UD-toolkit is an NLP toolkit built around UDPipe providing out-of-the-box language tools. Models from UD 2.0 are dynamically downloaded so that you can focus on the task at hand.
Note that while this software is licensed under the GPL, the UD 2.0 models are distributed under the CC BY-NC-SA license which explictly prohibits commercial use.
pip install ud-toolkit
To get started, load a model:
>>> from udtk import Model
>>> m = Model("english")
UD-toolkit will download the model for you. For a complete list of available model, see udtk.models.LANGUAGES
.
To tokenize, lemmatize and get part-of-speech tags, ud-toolkit provides easy to use convenience functions.
>>> s = "Time flies like an arrow. Fruit flies like a banana."
>>> m.tokenize(s)
['Time', 'flies', 'like', 'an', 'arrow', '.', 'Fruit', 'flies', 'like', 'a', 'banana', '.']
>>> m.lemmatize(s)
['time', 'flie', 'like', 'a', 'arrow', '.', 'fruit', 'fly', 'like', 'a', 'banana', '.']
>>> m.pos_tag(s)
[('Time', 'NOUN'), ('flies', 'VERB'), ('like', 'ADP'), ('an', 'DET'), ('arrow', 'NOUN'), ('.', 'PUNCT'), ('Fruit', 'NOUN'), ('flies', 'VERB'), ('like', 'ADP'), ('a', 'DET'), ('banana', 'NOUN'), ('.', 'PUNCT')]

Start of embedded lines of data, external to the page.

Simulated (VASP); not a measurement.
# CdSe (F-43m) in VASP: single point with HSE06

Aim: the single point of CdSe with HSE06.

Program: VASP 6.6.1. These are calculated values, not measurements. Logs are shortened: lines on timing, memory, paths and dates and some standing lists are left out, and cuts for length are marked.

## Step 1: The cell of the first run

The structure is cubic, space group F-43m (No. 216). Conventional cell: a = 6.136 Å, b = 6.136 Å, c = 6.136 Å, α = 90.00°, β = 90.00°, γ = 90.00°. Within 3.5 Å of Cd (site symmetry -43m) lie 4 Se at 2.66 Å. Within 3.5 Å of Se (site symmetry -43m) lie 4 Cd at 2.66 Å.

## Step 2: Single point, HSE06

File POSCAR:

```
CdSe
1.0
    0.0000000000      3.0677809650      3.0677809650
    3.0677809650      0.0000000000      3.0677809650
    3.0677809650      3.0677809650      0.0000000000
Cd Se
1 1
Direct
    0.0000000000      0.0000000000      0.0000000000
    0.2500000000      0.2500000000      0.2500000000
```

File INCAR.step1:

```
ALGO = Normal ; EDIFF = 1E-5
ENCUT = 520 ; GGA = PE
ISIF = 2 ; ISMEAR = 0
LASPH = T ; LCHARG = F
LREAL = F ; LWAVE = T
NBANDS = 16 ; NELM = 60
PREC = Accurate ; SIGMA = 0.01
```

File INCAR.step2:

For more advanced usage, you can use Model.process()
:
>>> [(w.lemma, w.xpostag) for w in m.process(s, tag=True)]
[('time', 'NN'), ('flie', 'VBZ'), ('like', 'IN'), ('a', 'DT'), ('arrow', 'NN'), ('.', '.'), ('fruit', 'NN'), ('fly', 'VBZ'), ('like', 'IN'), ('a', 'DT'), ('banana', 'NN'), ('.', '.')]
- ancient_greek
- ancient_greek-proiel
- arabic
- basque
- belarusian
- bulgarian
- catalan
- chinese
- coptic
- croatian
- czech
- czech-cac
- czech-cltt
- danish
- dutch
- dutch-lassysmall
- english
- english-lines
- english-partut
- estonian
- finnish
- finnish-ftb
- french
- french-partut
- french-sequoia
- galician
- galician-treegal
- german
- gothic
- greek
- hebrew
- hindi
- hungarian
- indonesian
- irish
- italian
- japanese
- kazakh
- korean
- latin
- latin-ittb
- latin-proiel
- latvian
- lithuanian
- norwegian-bokmaal
- norwegian-nynorsk
- old_church_slavonic
- persian
- polish
- portuguese
- portuguese-br
- romanian
- russian
- russian-syntagrus
- sanskrit
- slovak
- slovenian
- slovenian-sst
- spanish
- spanish-ancora
- swedish
- swedish-lines
- tamil
- turkish
- ukrainian
- urdu
- uyghur
- vietnamese